Could you imagine what would happen if you had to adopt a new set of spelling and grammar rules? Well that’s exactly what has just happened in Brazil.
I’m sure you know that Portuguese is different in Brazil and Portugal. It all stems from 1911 when Portugal (and its territories) commissioned a standardisation of the writing system (orthography) for Portuguese; this was known as the orthographic reform of Gonçalves Viana.
Due to various disagreements and logistic issues Brazil set up an orthography of its own in 1934, with the same general principles as the Portuguese orthography, but not entirely identical to it, which lead to differences between the two languages.
Over the remaining 20th Century various moves were made to reform the languages and bring them closer together, many positive steps were taken. The main change was the signing of the Orthographic Agreement in 1990 by seven Portuguese speaking nations.
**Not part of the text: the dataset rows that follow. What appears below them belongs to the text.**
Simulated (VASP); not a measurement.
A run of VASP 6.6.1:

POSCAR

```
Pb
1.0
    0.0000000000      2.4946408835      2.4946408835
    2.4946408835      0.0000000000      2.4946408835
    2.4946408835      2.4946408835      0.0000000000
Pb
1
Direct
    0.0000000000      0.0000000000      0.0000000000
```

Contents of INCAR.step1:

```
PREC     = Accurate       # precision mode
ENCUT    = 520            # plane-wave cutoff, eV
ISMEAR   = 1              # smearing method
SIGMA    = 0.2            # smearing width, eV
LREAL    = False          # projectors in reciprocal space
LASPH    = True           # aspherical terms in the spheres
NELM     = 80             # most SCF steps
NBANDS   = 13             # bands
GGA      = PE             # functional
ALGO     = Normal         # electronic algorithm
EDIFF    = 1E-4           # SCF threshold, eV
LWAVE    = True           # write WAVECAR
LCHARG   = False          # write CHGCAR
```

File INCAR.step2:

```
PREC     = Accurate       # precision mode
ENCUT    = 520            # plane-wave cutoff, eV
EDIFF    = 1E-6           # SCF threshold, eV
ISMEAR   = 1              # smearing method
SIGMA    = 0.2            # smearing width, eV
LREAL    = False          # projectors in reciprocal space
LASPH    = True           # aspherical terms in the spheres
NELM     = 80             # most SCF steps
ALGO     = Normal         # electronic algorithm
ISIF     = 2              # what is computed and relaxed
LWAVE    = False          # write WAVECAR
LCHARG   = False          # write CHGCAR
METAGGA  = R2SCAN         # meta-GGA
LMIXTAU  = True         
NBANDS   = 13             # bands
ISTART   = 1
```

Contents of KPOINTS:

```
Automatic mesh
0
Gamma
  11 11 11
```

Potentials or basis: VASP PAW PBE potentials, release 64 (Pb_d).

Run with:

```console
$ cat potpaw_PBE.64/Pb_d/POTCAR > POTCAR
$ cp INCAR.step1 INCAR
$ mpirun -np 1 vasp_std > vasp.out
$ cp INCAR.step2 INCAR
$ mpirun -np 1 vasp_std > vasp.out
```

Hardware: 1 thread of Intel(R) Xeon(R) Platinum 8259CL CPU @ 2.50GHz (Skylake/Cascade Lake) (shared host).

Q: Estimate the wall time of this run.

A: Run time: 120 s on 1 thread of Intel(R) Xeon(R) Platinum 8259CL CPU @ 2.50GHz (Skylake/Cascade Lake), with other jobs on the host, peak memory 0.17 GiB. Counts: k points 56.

Orthographic Agreement of 1990
The agreement sets out new spelling rules for the language in an attempt to standardise its use across its 250 million users. This means that as from this week some Brazilian Portuguese spelling and grammar rules will be different.
The changes include,
- Ruling out of letters c and p from the European/African spelling when silent
- The removal of the diaeresis mark from Brazilian spelling
- The elimination of the acute accent from the diphthongs éi and ói in paroxytone words
- Spellings such as anónimo and anônimo, facto and fato, both will be considered legitimate, according to the dialect of the author or person being transcribed.
- Common guidelines for the use of hyphens and capitalization.